Oh, I’m sorry. But really. Can we not just get over ourselves?
What has actually happened?
The USA has chosen its 45th President (The 20th Republican).
There is some debate over the exact allegiance of some of the Presidents, but one reasonably popular set of numbers is 15 Democrats, 20 Republicans (including the Donald), 4 Whigs, 4 Democratic-Republicans (really), 1 Federalist and 1 George Washington.
I am far from a fan of the winning candidate. I find many of his utterances utterly repulsive. In their intention, their content and frequently their grammar. I am not alone in those feelings.
Yet 60 million (give or take) Americans voted for him in the election.
Depending on whom you listen to, this is because those voters are stupid or sexist. Racist or angry. Scared or scary. Some will tell you that he only won because the opposition was so poor.
As I write, disappointed citizens are demonstrating against the President-elect. Social media contains images of people likening Mr Trump to Adolf Hitler. The pollsters, the same ones that got the election completely wrong, are telling us that the redneck, misogynist, racist dumb-asses have won the day.

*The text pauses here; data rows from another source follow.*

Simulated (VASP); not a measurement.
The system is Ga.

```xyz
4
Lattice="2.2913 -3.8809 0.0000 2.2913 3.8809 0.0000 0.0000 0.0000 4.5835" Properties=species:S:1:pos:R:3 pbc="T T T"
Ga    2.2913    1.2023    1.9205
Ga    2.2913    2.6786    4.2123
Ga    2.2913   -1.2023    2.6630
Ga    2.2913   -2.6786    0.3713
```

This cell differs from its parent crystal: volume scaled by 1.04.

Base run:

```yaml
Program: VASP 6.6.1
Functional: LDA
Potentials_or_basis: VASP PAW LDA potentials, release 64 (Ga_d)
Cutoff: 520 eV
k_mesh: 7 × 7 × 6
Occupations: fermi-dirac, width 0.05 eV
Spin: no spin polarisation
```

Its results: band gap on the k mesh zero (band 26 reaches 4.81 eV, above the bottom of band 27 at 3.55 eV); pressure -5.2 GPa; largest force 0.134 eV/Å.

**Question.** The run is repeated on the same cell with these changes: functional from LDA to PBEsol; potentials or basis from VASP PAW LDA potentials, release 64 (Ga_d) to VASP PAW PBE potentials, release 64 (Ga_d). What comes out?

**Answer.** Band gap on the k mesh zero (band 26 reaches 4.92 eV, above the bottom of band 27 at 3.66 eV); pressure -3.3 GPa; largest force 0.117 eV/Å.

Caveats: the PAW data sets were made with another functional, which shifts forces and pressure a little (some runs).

A detached observer might note that hip, liberal, political elite are throwing around unfounded hyperbole and nonsense about all those who voted for hyperbole and nonsense.
Many in the media are drawing parallels with Brexit. Not least the Donald himself. Once can see why. In both campaigns there was a degree of complacency. The British public wouldn’t vote Leave, surely. The Americans wouldn’t elect Donald Trump, obviously.
In both cases, there is a rush to explain how the redneck/mysogynist/racist/sexist/scared/scary dumb-asses have thrown the world to the dogs with scant consideration for themselves or their children. My God, think of the children!
Look, I am prepared to accept that I might be wrong. The UK may be about to plunge into depression and need to beg the Greeks for a bailout. Donald may be the front-man for the four horses of the apocalypse.
Is it too much of a stretch to believe that people voted for what they believed was best, quite probably for a whole range of reasons?
The British people have voted to leave the European Union.
The American people have voted for a Republican candidate in the election.
Those that disagree with those choices have every right to continue to make their case, voice their opinions and even demonstrate. These are rights in a democracy. However, I’m not sure that patronising and insulting those who disagree is a very effective way of winning them over.
This xenophobic cockwomble, for example, would still vote for Brexit.